The War Of Resources  

Posted by Big Gav

The Republic has a good article on the looming resource wars that I tend to drone on about. The author makes the interesting comment that the major oil companies are circling the globe like vultures, attempting to maximise their profits while keeping tensions in check - I wonder how much truth there is to this ?

Dealing with oil scarcity is problematic at a technical level, but I tend to believe its a surmountable problem if the world's population can be kept under control (ie. stops increasing). Unfortunately the likelihood of some sort of major war breaking out seems all too real to me - which may solve the population problem in the most unpleasant way.

The War of Resources will proceed against the backdrop of an ever-widening gap between global demand for oil and global supply. Oil is not only critical to industrial energy and transportation, but is also integral to food supply, all chemical industries, and most manufacturing. To the advanced technological civilizations of today, oil supply is a matter of national life and death, literally. For all of the major powers, a serious cut of oil supplies will mean collapse of their economies, widespread starvation, and massive social upheaval in all cases leading to overthrow of current leaderships. Eventually, all measures, including total war between the major powers, will become possible, and with time, increasingly likely.

Therefore, from now on, all six major economic powers will be under severe pressure to maximize the flow of oil from the oil producing countries into their own economies, and to cut the flow of oil into each other’s economies. As pressure builds, they will each become more encouraged to open up war on the minor players to force their allegiances, and increasingly on each other to remove competition from the field.

The six large oil companies, meanwhile, will attempt to manage the global conflict so as to maximize their profits. A massive world war directly between any or all of the six major players would mark a failure by the oil companies who, in such a scenario, would see oil demand (and prices) collapse in widespread industrial destruction following the likely brief (nuclear) war. Their job is to maximize the competition for oil to the point of war in the oil-producing battlefields, but to keep the War of Resources from boiling over into an all-out and total military conflict between the major powers.

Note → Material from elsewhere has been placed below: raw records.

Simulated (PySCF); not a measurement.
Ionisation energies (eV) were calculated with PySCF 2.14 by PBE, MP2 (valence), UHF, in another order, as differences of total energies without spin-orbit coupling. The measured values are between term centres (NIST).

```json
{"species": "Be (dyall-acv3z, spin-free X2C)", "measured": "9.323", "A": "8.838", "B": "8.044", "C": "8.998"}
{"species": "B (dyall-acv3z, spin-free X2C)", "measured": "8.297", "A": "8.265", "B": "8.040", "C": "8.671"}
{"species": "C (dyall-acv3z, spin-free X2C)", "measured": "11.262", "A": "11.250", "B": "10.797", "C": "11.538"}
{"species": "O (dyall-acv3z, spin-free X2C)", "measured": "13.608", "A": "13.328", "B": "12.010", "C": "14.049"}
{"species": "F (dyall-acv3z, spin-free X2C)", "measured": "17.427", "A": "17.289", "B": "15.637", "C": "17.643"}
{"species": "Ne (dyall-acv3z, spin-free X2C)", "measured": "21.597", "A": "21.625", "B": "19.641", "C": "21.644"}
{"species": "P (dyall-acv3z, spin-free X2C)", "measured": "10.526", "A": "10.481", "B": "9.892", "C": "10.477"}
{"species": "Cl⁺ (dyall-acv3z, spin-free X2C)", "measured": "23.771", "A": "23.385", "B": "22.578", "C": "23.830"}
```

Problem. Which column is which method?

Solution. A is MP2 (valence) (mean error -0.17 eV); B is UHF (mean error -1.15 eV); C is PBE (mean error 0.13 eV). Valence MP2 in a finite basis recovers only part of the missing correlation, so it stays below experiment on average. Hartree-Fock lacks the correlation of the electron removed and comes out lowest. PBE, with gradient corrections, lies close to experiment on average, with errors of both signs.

This is the point we are at now: The major combatants are deploying economic and military forces to positions in and around all the oil producers, those producers—the minor powers—are playing their cards as best they can to generate their own best outcome, and the oil companies have deployed executives to all capitals major and minor to offer information, advice, and encouragements, as well as to make strategic investments or disinvestments, in order to regulate the rising heat of the war and to try keeping it from boiling over.